Daniel Henninger devotes his latest Wall Street Journal column to an examination of the president’s approach to public policy predicaments.

Legislative grandiosity predates the Obama presidency. But it has achieved its apotheosis in the past four years. Barack Obama’s politics aren’t just large. They’re colossal. His laws are so big there are parts of them no one has ever seen.

Here’s a Washington Post summary this week of a story on the Affordable Care Act: “Signing up an estimated 30 million uninsured Americans for coverage under the health-care law is shaping up to be, if not a bureaucratic nightmare, at the very least a daunting task.” And we’re only in the foothills of Mount ObamaCare.
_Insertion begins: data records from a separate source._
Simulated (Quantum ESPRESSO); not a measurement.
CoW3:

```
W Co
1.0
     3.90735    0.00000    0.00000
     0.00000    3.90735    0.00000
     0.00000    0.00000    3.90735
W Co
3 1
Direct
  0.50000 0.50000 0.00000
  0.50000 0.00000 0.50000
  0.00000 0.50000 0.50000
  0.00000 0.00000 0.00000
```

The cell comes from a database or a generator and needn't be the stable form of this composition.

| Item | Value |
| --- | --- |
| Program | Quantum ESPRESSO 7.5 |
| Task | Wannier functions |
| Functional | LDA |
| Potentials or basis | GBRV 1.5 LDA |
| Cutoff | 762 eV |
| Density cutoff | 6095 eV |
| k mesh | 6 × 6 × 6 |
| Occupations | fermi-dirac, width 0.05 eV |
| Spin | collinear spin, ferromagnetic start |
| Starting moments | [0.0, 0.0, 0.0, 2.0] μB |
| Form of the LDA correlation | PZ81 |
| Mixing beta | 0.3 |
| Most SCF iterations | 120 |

At the July 2010 signing ceremony for the Dodd-Frank law’s 2,300 pages, Mr. Obama announced: “It provides certainty to everybody, from bankers to farmers to business owners to consumers.” That’s right, universal certainty. Still, the massive law’s iconic centerpiece, the Volcker Rule, doesn’t exist. And what’s the one word seen nonstop after Dodd-Frank in The Wall Street Journal? Un-certainty.

Conservatives predictably object to all this, but one has to ask: How did liberals, especially on the left and without exception, become such mute footmen for Barack Obama’s faceless conglomerate politics?

Years back, a popular notion among liberal thinkers was something called “imperial overstretch.” This was the idea that America’s far-flung foreign-policy commitments could bankrupt the country. Mr. Obama believes this, and before Chuck Hagel started talking the other day, he was supposed to explain it. In his State of the Union speech next Tuesday, Mr. Obama will say again that Washington, after Iraq and Afghanistan, needs to “invest” at home. But isn’t the federalization of pretty much everything in a diverse country like the U.S. just another exercise in imperial overstretch?